Idrotec Flooding the hotel in Dubai.

During the summer of 2001 my agency sent me on a pipe lay job in Iran. The job was touchdown monitoring for a barge being operated by and Indian company whose name I cannot recall, but the ROV-with which I would be working – was operated by CCC in Dubai.

To get to the hotel in question, which was not in the most salubrious part of Dubai, I had to endure a day in the blazing heat of the CCC yard.

Despite its less than salubrious locale, it was a good hotel. Actually Dubai wasn’t a terribly salubrious destination in those days.

There were a lot of empty skyscrapers, some with gigantic ‘For Let’ notices, strung down their sides, covered in dust and fluttering forlornly, in the desert heat.

Not the image that the future worship of vulgar, and ostentatious wealth, cared to foster I am sure.

It seemed to me, that someone had decided to build a lot of, office blocks out of steel and glass.
They marched out defiantly into the desert surrounding the city state, confident that tenants would be found.

‘Build them and they will come’.

I had been in Dubai, a few years earlier, when the pretensions of the future were not all that obvious. There were souqs then, and it was an incredible experience to take a walk through these marketplaces, where literally, the wares of the orient were on display.

I arrived from Paris in the middle of the night, the agent failed to show so it was necessary for me to make several , very expensive phone calls, from my wonderfully modern (at the time) Nokia mobile phone, to my agent in England, who eventually managed to rouse someone to come and collect me.

Even so, I was left waiting, three hours in the arrivals of Dubai airport, a place that you do not want to be, if you are not in the market, for grossly overpriced jewellery, handbags, watches, fountain pens, belts and  myriad other expensive gee-gaws.

Even a bottle of water cost me five dollars because the shop assistant didn’t have any change.

After waiting all that time, my agent, a Filipino man, one of the millions I am sure who do the majority of the work in Arab countries, informed me that I would have to wait in his car, so that he could collect more people arriving from London in an hour.

I got the impression that I had been sacrificed so that the agent could have a reasonable night’s sleep. I can’t say that I blamed him.

He very kindly got me some regularly priced water, and I made myself as comfortable as possible in his pickup truck, while he sat in the driver’s seat smoking until shortly after the London flight arrived, and then he disappeared into the terminal.

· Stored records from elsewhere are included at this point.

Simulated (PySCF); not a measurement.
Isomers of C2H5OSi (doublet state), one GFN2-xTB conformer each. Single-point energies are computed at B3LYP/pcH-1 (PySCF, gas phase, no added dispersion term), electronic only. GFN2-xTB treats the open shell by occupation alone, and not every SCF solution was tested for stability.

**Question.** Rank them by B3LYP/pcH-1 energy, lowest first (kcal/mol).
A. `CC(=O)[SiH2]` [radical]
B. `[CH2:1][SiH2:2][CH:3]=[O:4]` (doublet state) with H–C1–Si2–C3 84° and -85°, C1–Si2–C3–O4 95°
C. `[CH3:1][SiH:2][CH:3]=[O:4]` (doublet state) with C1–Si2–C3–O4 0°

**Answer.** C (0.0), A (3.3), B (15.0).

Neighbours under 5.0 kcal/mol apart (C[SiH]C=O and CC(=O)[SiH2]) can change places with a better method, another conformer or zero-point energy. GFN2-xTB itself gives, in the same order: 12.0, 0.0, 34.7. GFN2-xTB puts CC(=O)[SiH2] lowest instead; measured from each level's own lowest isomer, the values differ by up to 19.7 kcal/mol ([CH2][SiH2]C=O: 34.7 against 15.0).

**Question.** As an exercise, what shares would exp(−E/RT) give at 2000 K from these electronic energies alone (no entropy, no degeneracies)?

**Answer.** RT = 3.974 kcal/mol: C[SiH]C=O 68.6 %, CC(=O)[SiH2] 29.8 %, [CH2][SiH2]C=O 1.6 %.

Lack of sleep overcame me once he had left, and I fell into a deep slumber which was rudely interrupted after what seemed to me, a few minutes, by three noisy Brits throwing their bags in the back and scrambling over me.

But it was no longer night-time, an orange ball hung in the still grey sky, I had been asleep for over an hour.

Dawn and dusk at these latitudes do not last long like at home. As the earth turns, the sun seems to pop up from behind the horizon without much of a palaver. There was a silvery patina to the light, but it was light, and I could see the other cars in the car park clearly.

After some water I felt like a cigarette, but all of a sudden agent man was in a desperate hurry to get to where ever it was that he was bringing us.

He waited, a little impatiently while I smoked.

We drove through Dubai in the rapidly brightening morning light. Those somewhat forlorn looking skyscrapers mentioned earlier, flanked us, row after row, as we drove to our destination.

By the time we got to the office and yard, of CCC Underwater Contractors, the sun’s intensity had increased, it was no longer orange but yellow, and it was rapidly racing up the heat scale towards fearsome by noon.

We were dropped with our bags in the waiting room, where at last and at least, I could get a cup of coffee, from a vending machine, but it had a vague coffee taste. We were ordered by our driver to wait there until our boss arrived. It appeared that we weren’t going to the hotel as I had hoped.

After an hour or so, this boss person arrived and told us that we would have to work on their stock of ROV’s for the day. I was very disappointed and very tired, but I was on pay, so I had no choice.

By listening to my three colleagues while we waited, I had determined that none of them had any underwater experience whatsoever. They had just recently attended an ROV course in Plymouth, and this was to be their first job.

Not so long ago that had been me, and Tom Brown had taken me under his wing in Mexico and taught me a lot. Maybe I could help these guys the way Tom helped me.

I was the only one who had coveralls and boots, suitably worn looking, even though laundered before I came away. So I recovered them from my bag and got ready for work. The other three were taken away to get the necessary PPE.

An old man with a cane and a limp came in, and gruffly told me to follow, which I did after getting a last cup of coffee from the machine. He wasn’t travelling very fast so I had time to light a cigarette also in air-conditioned luxury, while easily able to keep my guide in sight.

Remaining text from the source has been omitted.